We recently repainted the group fitness room at our main club. The last time the room had been painted was seven years ago, when the color was chosen by a real designer as part of an expansion and renovation of the entire facility. We loved the way the building turned out, and we liked the old color, but with other changes occurring in the room this year, it just seemed like the time to choose a new one.

It took a few tries and way too much conversation, but we did it — even with those lousy samples. We wanted to match the new floor, make the room feel rich and cozy, but not dark. On the other hand, the paint had to be dark enough to hide the inevitable beating the walls would take. We also had to choose something that went with the rest of the building. No problem!

We even realized that, heck, we do know a thing or two about design, even if just by osmosis after years of building, repairing, renovating and visiting clubs. At least we had graduated beyond thinking of beige as the one and only color choice for everything.

Trust us. If we can feel comfortable having intelligent conversations with designers, architects and craftsmen, and making decisions on our own, then you can, too!

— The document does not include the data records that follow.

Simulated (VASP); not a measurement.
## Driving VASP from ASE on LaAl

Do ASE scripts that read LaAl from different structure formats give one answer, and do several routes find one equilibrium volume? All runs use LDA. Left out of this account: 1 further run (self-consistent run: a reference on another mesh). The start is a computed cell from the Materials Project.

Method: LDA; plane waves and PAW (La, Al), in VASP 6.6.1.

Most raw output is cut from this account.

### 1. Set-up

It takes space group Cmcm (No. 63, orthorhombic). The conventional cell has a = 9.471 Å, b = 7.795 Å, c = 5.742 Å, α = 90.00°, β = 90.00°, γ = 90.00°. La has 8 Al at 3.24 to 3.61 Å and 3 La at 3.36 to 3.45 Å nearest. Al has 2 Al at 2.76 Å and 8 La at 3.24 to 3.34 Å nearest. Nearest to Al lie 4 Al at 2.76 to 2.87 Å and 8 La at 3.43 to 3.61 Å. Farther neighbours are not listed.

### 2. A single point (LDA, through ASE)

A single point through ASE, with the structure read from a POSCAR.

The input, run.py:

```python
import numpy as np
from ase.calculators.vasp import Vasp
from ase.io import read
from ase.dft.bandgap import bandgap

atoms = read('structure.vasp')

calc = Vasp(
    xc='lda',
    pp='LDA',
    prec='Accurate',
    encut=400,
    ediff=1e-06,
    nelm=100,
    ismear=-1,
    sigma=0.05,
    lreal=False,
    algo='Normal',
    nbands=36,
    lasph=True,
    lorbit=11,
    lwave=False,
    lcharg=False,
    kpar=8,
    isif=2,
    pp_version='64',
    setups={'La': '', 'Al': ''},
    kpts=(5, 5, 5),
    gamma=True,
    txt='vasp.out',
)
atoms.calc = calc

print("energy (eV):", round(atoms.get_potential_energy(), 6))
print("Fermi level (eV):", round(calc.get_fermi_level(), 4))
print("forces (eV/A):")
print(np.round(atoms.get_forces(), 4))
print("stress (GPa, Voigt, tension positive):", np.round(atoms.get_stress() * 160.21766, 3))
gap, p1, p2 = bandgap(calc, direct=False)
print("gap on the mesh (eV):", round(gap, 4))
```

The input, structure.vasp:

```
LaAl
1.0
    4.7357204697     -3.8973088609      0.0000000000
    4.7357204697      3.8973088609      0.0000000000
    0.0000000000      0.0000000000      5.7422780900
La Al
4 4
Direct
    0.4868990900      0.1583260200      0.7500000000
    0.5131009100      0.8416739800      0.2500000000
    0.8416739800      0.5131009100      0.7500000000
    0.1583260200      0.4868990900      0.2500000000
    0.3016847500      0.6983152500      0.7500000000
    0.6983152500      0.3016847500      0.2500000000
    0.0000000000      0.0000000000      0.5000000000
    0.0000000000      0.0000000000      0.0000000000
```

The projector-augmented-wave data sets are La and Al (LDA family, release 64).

We certainly believe that design in the world of health clubs dictates that form follow function. The overall function of your facility and the specific details of what you want to accomplish in each specific area is where your conversation needs to begin. Indeed, the most important question we were asked prior to our club renovation many years ago came from our pool builder, who asked very simply, "What do you want to do in your pool?"

The answer was that we wanted to appeal to two demographics that we had not previously reached — seniors and families. For the seniors, that meant recreational swimming, water-based exercise and group fitness classes. For the families, that meant swim lessons and pool parties. We of course also hoped and assumed that our existing club members would utilize the pool to swim, do other exercises and/or take classes.

We decided on depths of only three to five feet. We maximized deck space as much as possible for parents to watch their kids. The ceiling was crafted with a low peak, rather than the high ceiling of a typical natatorium. We put as many windows in as we could, with lots of indirect low lighting. The walls were clad in neutral colors. It became a warm, inviting, calm space — and not like anything we had imagined when we first thought, "Let's build a pool."

Certainly, the result was the kind of thing that made us think, "That's why we spent money on these guys." But it's also easy to get caught up in what you think you want, like when you want a high-end locker room.


The problem with "high-end" isn't really building it. A good designer can help you find ways to look high-end without necessarily breaking your construction budget. But it's not the one-time cost of your decisions that comes back to bite you, it's the ongoing cost. Those costs start with maintenance, since high-end materials simply require more care, and likely more expensive materials to maintain.

Then, eventually, everything breaks or needs to be replaced. When faced with repairs and replacements, we've downgraded much of what we installed. The paper towel dispensers were awful. They looked great, but nobody could grab just one towel, and they didn't have a little window to see how many were left. The fancy ones got replaced by $25 plastic models. The toilet paper dispensers with the annoying clasp mechanism had to go. When we had leaky faucets, we weren't about to spend the same kind of money on replacement fixtures. A bigger problem was the showers. They were gorgeous, with limestone tile, and they surely helped us sell a lot of memberships as people toured our locker rooms. But after years of grout repairs, and re-grouting and more re-grouting, we were through with leaks and other inconveniences. We ripped them all out in favor of fiberglass stalls. It was sort of sad, but necessary and practical.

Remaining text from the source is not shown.